There are some new “Eyes on the Bay” keeping watch over Mallows Bay on the Potomac River.
The National Marine Sanctuary Foundation and Maryland Department of Natural Resources launched a new water quality-monitoring buoy last week, and it’s now offering real-time data to the public and to scientists online.
The data collected at 15-minute intervals showing chlorophyll (concentration of algae), clarity, dissolved oxygen, pH, salinity and temperature. You can see the stats for this buoy (and many others) on DNR’s Eyes on the Bay program website by clicking here.

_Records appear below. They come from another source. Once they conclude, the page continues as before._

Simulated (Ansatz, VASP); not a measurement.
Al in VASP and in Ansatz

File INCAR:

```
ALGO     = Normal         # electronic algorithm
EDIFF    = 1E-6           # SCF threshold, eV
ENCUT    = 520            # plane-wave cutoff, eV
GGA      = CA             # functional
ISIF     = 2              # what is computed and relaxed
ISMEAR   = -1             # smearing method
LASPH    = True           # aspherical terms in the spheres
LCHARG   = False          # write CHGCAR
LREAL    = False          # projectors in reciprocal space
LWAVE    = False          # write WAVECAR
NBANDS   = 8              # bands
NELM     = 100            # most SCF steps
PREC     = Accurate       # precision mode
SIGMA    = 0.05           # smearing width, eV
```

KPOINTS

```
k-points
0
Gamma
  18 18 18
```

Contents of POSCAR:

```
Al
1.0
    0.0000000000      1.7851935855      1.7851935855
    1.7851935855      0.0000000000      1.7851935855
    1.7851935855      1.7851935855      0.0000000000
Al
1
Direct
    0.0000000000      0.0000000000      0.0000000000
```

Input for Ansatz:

The buoy is part of a five-year partnership between the two organizations to monitor water quality at Mallows Bay, which is being considered as a national marine sanctuary. The Foundation put up a $62,500 grant to buy the buoy and its equipment, while DNR deployed the buoy and will maintain it.
As an added bonus, the buoy has a fish telemetry receiver from the Smithsonian Environmental Research Center, to track the movements of tagged fish for research.
“Partnerships like ours with the National Marine Sanctuary Foundation are essential to our ‘all hands on deck’ approach to meeting our Chesapeake Bay restoration goals,” Maryland Natural Resources Secretary Mark Belton said.
Scientists and natural resources managers use data from this buoy and others throughout the Chesapeake Bay region to make decisions. And the watermen and recreational anglers can use the real-time data to plan trips.
Mallows Bay is uniquely known for its collection of historic shipwrecks known as the “Ghost Fleet.”